But the demo attraction is even more expansive that that: 38% of esports fans are women, and 58% of fans that are aged 25 or older live with children in their household, according to the media agency Mindshare. What’s more, esports is expected to reach an audience of approximately 645 million people by 2022, representing an annual growth rate of 14% from 2017 levels, according to Mindshare, a global media and marketing services company. The extreme popularity of Fortnite, PlayerUnknown’s Battlegrounds and Apex Legends have helped diversify audiences and break negative social stigmas associated with video gaming. Both the industry’s strong Millennial viewership and widening demographic reach provide leverage in negotiating lucrative media rights, sponsorship and advertising deals for the esports industry.

Given all that, it’s not surprising that Walmart announced a partnership with esports venue and production company Esports Arena last November. The retailer is hosting live, in-store events and has launched a new line of gaming hardware. And more than 300 collegiate esports teams have formed, including more than 30 programs offering scholarships to esports athletes, according to the Big Ten Network.

Capital Takes Notice

Little wonder that the esports industry is attracting significant investment from private equity and venture capital firms as well as technology and media companies, traditional sports teams and wealthy individuals. Goldman Sachs reported that during the first six months of 2018, $1.4 billion of venture capital has been invested in esports start-ups. It includes Tencent’s two investments in Chinese streaming platforms Douyu and Huya, totaling $1.1 billion. That represents approximately 90% growth over the total amount of funding in 2017. Over the five and a half years prior to June 2018, nearly $3.3 billion had been invested in the esports industry, according to Goldman Sachs (Figure 3). Institutional investors recognize that the industry still has a long runway ahead. Crunchbase reports that 79% of all equity investments in 2016 were Angel or Series A.

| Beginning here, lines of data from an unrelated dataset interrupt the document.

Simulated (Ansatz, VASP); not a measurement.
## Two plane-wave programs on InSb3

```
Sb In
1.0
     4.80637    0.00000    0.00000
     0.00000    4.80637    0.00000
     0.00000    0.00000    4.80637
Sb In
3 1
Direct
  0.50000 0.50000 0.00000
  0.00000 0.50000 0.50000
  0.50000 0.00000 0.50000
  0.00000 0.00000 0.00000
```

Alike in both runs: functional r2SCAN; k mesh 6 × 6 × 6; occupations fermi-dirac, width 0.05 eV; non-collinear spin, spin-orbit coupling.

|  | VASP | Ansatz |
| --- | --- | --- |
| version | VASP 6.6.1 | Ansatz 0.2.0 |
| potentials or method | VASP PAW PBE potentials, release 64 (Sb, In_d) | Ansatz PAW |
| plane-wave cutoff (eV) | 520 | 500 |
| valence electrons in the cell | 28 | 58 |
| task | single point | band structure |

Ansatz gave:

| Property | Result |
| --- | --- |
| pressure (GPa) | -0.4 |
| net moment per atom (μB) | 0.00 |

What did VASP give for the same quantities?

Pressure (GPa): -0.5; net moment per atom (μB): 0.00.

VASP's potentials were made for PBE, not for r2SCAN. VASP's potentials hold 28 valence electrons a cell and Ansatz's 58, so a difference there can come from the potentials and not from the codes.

Figure 3. Esports Venture Capital Investment

Esports Venture Capital Investment

Source: Goldman Sachs Esports Report (June 2018).

Professional sports franchises and wealthy individuals are among the esport-team investors. In 2016, the Philadelphia 76ers were the first team to jump in, acquiring two esports teams – Team Dignitas and Apex Gaming – for a sum rumored to be between $7 million and $15 million. The 76ers have utilized existing staff to manage the operations of their esports franchises, which operate under the Team Dignitas banner. And, according to Forbes, it has leveraged relationships with the 76ers’ sponsors and may potentially use its arena to host esports events. Additionally, sports moguls Robert Kraft (New England Patriots), Stan Kroenke (Los Angeles Rams) and Jeff Wilpon (New York Mets) have gotten into the esports act – as have retired basketball players Shaquille O’Neal and Magic Johnson.

The Value Drivers

As revenues grow, esports valuations should continue to rise, and as revenues become more predictable and the industry approaches profitability, traditional valuation methods may become appropriate for esports teams.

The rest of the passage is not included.